Graham Smith reviews the second generation Mazda3 as a used buy.

New

A car that stormed the market, the Mazda3 was sweetly timed to take advantage of the shift to smaller cars. The first 3, launched in 2004, won a huge following in no time and its 2009 successor maintained the momentum.

Mazda had a lot riding on this series as it not only had to hold its own in sales charts but also had to fend off a raft of new rivals — other makers were eager to knock it off its lofty perch.

The maker chose the sensible course and, rather than reinventing the wheel, tweaked the new model.

There was something to suit all needs. The sedan and hatch variants started with the entry level Neo and escalated to mid-range Maxx, sporty SP25 and hotshot MPS turbo.

Used buyers can shop with confidence.

Categorised as a small car, the Mazda3 in either form has quite a roomy cabin that was well turned-out with neat fittings and quality plastics.

The sedan's boot was quite generous, and the hatch combined space and flexibility to carry most things a family could want.

A 2.0-litre four-cylinder was the entry petrol engine, then came a 2.5-litre in the sporty SP25 and a 2.3-litre turbo in the hot MPS hatch. In 2011 Mazda introduced a more efficient 2.0-litre, enhanced by what it dubbed Skyactiv technologies.

Transmission options, depending on the spec, were five-speed manual or auto, and six-speed manual or auto.

The diesel option was a 2.2-litre turbo, fitted solely with a six-speed manual.

On the safety front, most models rated five stars thanks to front and side airbags, the Neo moving up from four stars when it matched that setup in 2011.

Now

Owners are generally happy with the Mazda3 and few report any problems of significance. That means used buyers can shop with confidence that a second-hand example will give good and reliable service for some time to come.

The major complaint — one that has haunted the Mazda3 from day one — is road noise. Almost every owner we consulted complained about it and virtually nothing can be done about it.

Over the years we have been asked about fitting different tyres but that doesn't work. We've suggested fitting sound deadening on the floor inside the cabin, a rather extreme thing to do, and few owners are prepared to try it.

The problem in is the design of the body and it's something owners have to live with.

Mazda petrol engines use a cam timing chain, which doesn't normally need replacing (as a toothed timing belt does on other engines).

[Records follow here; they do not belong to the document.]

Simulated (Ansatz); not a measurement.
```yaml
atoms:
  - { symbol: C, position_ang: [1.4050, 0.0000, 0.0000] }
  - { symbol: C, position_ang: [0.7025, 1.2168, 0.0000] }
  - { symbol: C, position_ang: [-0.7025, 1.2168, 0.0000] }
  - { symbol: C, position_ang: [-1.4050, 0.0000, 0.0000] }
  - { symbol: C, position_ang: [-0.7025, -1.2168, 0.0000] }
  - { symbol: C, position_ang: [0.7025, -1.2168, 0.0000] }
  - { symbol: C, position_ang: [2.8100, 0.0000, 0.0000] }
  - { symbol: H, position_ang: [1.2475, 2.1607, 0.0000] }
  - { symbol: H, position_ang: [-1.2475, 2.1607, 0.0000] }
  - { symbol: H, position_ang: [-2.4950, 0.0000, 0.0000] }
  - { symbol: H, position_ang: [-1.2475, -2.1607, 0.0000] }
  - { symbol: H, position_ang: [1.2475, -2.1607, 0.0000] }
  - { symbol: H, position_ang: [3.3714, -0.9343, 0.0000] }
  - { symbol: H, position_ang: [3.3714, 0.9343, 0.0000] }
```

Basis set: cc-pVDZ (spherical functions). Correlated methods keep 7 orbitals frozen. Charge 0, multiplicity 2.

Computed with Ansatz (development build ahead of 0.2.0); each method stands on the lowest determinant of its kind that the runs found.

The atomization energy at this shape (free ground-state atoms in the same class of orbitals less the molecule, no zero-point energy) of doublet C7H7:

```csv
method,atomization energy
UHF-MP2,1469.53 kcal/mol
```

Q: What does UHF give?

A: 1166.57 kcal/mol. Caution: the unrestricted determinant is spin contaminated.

However, the chain can wear and stretch, affecting the running of the engine, so note rough running or rattling from the engine of a potential purchase. If there's any evidence, look elsewhere because replacing the chain is an expensive operation — and if it wears to the point of skipping, it could spell the end of the engine, an even more expensive job.

With its sporty handling, even in base form, the Mazda3 was a popular car with young drivers who might be tempted to push it quite hard. Look for signs of a hard life; also look for a regular servicing record.